Using Avogadro 1.1, the most stable conformer was first calculated by comparision of the total energies of both the endo- and exo- conformers. An advantage of Avogadro, other than the fact it is freeware, is that it gives a breakdown of the energy contributions to the overall energy. This could be useful for cases where a particular property has a significant influence on the overall energy of the molecule. Avogadro 1.1 only uses classical mechanical optimisation techniques, and will not be as accurate as say the Gaussian package, which uses quantum mechanics.

After preparation of a quantity of cyclopentadiene, dimerisation is a spontaneous reaction pathway, and can occur within a few hours if stored at room temperature. The specific reaction follows a [π⁴_s + π²_s] cycloaddition mechanism. It is worth noting that some computer simulators may find difficulty in assigning how many electrons come from each monomer, as the reacting molecules are identical, and be unable to continue. Woodward-Hoffmann rules invoke a 4n+2 electron movement and, assuming thermal activation, predict that the reaction proceeds via a transition state with Huckel topology. This can be evidenced in the models for the endo- and exo- dimers where the hydrogens along the transannular bond are cis- to one another (see figure 1 for a diagrammatic representation).

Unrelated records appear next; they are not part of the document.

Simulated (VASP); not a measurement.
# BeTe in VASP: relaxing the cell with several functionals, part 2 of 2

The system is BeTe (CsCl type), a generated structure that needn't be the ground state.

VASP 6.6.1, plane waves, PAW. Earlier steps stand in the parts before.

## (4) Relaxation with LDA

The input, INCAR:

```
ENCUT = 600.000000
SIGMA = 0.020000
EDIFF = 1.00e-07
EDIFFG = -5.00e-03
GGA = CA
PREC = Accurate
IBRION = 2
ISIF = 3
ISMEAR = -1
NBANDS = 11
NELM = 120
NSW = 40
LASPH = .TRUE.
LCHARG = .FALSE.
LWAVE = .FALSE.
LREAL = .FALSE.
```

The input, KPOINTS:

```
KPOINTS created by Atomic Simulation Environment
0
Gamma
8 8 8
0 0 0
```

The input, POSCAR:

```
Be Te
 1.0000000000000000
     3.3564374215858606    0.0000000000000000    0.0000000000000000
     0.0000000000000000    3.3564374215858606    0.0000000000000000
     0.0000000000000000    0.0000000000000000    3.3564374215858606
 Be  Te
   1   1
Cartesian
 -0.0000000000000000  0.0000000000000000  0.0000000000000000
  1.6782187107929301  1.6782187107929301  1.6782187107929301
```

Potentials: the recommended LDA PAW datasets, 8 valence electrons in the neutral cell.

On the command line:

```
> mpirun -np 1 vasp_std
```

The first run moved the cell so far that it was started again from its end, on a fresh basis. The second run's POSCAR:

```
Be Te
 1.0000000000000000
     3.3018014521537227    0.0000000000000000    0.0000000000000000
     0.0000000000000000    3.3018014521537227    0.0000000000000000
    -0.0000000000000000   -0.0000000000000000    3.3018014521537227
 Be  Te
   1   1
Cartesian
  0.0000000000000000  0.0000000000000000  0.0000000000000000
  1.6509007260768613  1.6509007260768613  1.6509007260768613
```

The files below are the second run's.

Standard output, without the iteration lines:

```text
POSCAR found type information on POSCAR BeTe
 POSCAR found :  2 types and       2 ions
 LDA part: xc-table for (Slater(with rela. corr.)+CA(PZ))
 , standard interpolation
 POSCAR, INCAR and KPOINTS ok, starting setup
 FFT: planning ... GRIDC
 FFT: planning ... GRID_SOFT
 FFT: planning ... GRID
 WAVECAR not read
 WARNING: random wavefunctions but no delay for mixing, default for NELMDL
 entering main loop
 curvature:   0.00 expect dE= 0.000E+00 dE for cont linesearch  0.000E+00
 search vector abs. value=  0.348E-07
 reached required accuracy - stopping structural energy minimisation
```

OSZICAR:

Sterically, the exo- dimer is less encoumbered, and many would predict this to be the thermodynamically favoured product. However, the endo-product is favoured under the usual laboratory conditions. An explanation for this has been found in the form of secondary orbital overlap (SOO), whereby favourable interactions from orbitals not immediately involved in the dimerisation, help stabilise the endo- transition state^[1] (see figure 2). This rationale implies a kinetically stabilised endo- product.

Table 1 details the results for calculations run on Avogardo 1.1 with an MMFF94s force field and using a 'conjugate gradients' algorithm. From these results it is first useful to understand that the simulation uses interpolation by working within known data. Since anything in the way of transition states does not have such data associated with it, this software cannot calculate kinetic stability and does not provide a distinction between kinetics and thermodynamics. With this in mind, the total energy results are as expected from a thermodynamic stand-point. The exo- dimer appears thermodynamically more stable. In terms of the individual energy contributions, the angular bending term is the important factor in this calculation. Analysis of the two 'newly formed' bonds shows a C-C-C bond angle of 115.8^o for the exo- product, and a 117.8^o angle for endo- product. Considering an ideal tetrahedral bond angle of around 109^o, the endo- product is furthest from ideality.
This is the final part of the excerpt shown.